[K42-discussion] question about K42 dynamic update feature
Andrew Baumann
andrewb at cse.unsw.edu.au
Thu Feb 8 09:20:24 EST 2007
Hi,
On Wednesday 07 February 2007 13:57, yanmiaobest wrote:
> I have a new implementation of some object to replace the old one. The
> old one is useless to me, incluing its data and functions. After hot-swap,
> the old version will never be used, so how do I clean up the obsolete
> functions in order to save memory. It seems none of your paper mentions
> that.
You're right, we don't support that at the moment. The data associated with an
object is always reclaimed, but the space used for code is not and leaks with
successive updates.
There are two problems here. First, if the object was part of the original
kernel image that was loaded, it is not easy to identify what part of the
kernel's text segment it belongs to, as that is all linked together at build
time. Second, if the object that has been replaced was already a dynamic
update, it should be possible to reclaim its memory just by unloading the
relevant module, but our module loader does not support this.
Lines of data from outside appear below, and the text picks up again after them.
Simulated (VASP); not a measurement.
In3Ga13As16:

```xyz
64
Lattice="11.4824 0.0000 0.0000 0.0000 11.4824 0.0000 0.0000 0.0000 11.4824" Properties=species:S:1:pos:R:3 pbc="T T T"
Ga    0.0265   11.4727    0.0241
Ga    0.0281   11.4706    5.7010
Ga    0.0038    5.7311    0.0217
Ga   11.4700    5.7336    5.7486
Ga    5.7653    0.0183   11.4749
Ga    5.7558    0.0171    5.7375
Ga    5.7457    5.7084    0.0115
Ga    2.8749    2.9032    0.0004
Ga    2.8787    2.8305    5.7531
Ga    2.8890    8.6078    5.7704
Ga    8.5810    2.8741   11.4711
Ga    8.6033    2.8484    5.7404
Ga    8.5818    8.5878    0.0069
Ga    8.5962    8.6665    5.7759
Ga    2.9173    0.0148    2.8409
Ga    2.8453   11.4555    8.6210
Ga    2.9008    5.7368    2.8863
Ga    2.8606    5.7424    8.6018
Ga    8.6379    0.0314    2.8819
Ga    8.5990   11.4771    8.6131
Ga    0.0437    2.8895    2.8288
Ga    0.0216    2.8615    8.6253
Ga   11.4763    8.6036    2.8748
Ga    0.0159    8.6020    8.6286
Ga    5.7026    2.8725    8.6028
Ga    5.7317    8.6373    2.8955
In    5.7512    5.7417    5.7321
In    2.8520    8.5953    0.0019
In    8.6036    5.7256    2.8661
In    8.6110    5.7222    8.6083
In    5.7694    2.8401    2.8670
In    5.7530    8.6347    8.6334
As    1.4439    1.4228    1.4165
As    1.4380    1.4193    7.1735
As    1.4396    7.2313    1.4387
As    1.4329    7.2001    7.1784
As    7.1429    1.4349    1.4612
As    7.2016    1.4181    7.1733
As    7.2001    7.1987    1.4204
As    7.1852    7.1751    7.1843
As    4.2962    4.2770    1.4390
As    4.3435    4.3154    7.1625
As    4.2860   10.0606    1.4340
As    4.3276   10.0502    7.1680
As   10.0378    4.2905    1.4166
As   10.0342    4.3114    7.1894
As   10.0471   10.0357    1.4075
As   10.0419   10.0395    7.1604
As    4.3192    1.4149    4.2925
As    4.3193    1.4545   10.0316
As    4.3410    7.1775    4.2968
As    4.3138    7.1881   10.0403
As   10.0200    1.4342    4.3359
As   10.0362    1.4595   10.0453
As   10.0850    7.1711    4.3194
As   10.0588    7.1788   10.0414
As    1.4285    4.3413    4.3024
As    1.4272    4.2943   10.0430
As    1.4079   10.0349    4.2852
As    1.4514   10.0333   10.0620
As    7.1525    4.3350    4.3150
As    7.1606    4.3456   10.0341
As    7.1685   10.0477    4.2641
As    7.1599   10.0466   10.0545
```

The second problem is solvable with a little bit more implementation work in
the module loader. The first problem is trickier, but I think could be
handled by stripping the number of objects in the base kernel down to the
bare minimum needed to boot, and then inserting the rest as loadable modules
(from a ram disk or similar) that could be removed again later as needed.
We haven't done any of this, because I think it isn't as interesting
research-wise, and other systems have already shown that you can build
smaller kernels and load much of the system as modules. Obviously, if you
were implementing a real system, you would need to address the memory leak,
but we haven't found it to be a problem in our experiments so far.
Good luck with your work, and feel free to ask me if you have more questions.